When photographing newborns, I’m always looking for ways to get variety.
Traditional ways to do this include changing the pose, changing the props, or using different angles.
Another way to get variety, and one that I use frequently, is to change up how you use your light source.
45 degree angle portrait lighting
The typical lighting used with newborns is a 45 degree angle light. It is soft, sweet, and beautiful on babies.
I tend to start the photos I take somewhere between 45 and 90 degrees. I prefer that a little better than true 45 degrees.
So don’t get too caught up in trying to place baby exactly 45 degrees from the light source. I find it most effective to pay attention to how the light is landing on baby’s face and tweak as necessary until I love what I see.
One thing I want to point out about this particular image, is the light that is kissing baby’s cheek on camera right. It’s forming a bit of a triangle. This is referred to as a Rembrandt triangle and can be a very desirable look. My “drawing” skills aren’t the best, but I’ve outlined it so it can be more easily seen.

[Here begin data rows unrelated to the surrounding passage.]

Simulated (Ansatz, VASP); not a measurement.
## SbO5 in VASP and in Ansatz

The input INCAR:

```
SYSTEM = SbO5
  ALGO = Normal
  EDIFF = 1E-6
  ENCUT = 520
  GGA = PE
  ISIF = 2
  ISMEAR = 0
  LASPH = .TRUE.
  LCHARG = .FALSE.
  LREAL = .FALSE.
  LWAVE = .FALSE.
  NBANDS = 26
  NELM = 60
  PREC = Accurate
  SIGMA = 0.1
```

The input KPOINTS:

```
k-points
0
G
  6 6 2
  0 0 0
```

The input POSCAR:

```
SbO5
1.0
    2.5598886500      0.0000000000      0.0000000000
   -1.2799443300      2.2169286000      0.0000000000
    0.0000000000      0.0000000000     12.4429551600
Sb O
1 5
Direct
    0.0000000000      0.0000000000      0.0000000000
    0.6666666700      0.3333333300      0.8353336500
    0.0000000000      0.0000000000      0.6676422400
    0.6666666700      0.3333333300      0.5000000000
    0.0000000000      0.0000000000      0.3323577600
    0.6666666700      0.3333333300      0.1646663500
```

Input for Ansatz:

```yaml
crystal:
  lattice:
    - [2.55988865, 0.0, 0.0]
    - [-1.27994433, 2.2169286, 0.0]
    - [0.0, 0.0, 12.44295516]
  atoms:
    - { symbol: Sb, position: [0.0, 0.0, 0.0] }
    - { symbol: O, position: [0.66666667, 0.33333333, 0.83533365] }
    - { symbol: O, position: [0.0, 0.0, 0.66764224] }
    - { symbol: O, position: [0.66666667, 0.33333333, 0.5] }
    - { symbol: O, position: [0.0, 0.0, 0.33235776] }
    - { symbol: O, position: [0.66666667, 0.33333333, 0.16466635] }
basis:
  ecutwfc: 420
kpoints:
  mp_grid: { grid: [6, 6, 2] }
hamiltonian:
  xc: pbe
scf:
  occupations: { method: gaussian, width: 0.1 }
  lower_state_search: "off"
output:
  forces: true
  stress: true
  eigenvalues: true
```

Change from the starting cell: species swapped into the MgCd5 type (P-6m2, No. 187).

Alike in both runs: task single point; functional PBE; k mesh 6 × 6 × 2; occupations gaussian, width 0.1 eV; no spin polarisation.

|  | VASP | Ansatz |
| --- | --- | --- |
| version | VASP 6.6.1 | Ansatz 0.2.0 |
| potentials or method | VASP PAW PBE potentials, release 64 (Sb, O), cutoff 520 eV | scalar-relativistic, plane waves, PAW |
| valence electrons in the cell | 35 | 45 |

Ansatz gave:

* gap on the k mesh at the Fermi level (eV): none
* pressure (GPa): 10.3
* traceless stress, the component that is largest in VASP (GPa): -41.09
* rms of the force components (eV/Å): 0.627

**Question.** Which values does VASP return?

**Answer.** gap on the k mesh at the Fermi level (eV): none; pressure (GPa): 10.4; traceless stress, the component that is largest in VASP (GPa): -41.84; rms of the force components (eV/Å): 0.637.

Regardless of whether you see this triangle, you always want to look for a “kiss” of light on the baby’s cheek that is farthest from the light.
Shooting from the shadows
Another beautiful way to light and add amazing depth to your images is to shoot from the shadows. It creates a moodier look which can work well particularly in cases where you want to elicit emotions.
For example, in this image, I was standing out in the very dark hallway and the only light was coming from the window behind them. I did need to lighten their faces a bit in Lightroom but I loved how the light coming in behind them added to the emotion of the image.
This is also a technique I often use when I am using my macro lens (the Nikon 60mm macro). When it comes to newborn macro, I want to see every single detail of those fingers, toes, or whatever I happen to be capturing. Shooting from the shadows makes that possible by facilitating a beautiful relationship between light and shadows, showcasing those little wrinkles and flakes that fade so quickly.
In this next image I was leaning into the shadows. That, combined with the darker background color work together to not only add depth, but to showcase this little one’s sweet face.
Shooting from the light side
If you want to get variety without moving your little subject at all, one thing you can do is take some photos from the shadows and then move over to the “light” side, and take some from that direction as well.
Here is an example of the same baby but first photographed as I leaned towards the light and then as I stood on the shadow side. As you can see, it creates a totally different look.
Your emotional response is probably different looking at each of these images, too! Note that the changes to the setup and baby are very subtle.
Side lighting is one of my favorite ways to light a baby during a session. I personally find it more interesting than 45 degree lighting as it adds more contrast and depth to the image. However, that is simply my own style and preference. There is no one best way!
When side lighting a baby, I’ll place their head parallel to the light so that one side is clearly light while the other is more in shadows. It’s similar to the 45 degree lit image I showed but as you can see, the shadows are more defined.
There are many ways to use lighting when photographing a baby and this only covers a handful!
My best advice is to experiment as much as possible. Alter where you stand in relation to your subject without changing anything else and take note of how the light changes when doing so.
And don’t be afraid to rotate the angle of the baby slightly until you love what you see! The best way to find your favorite lighting style is to experiment and practice and you’ll most certainly find the light that speaks to your soul!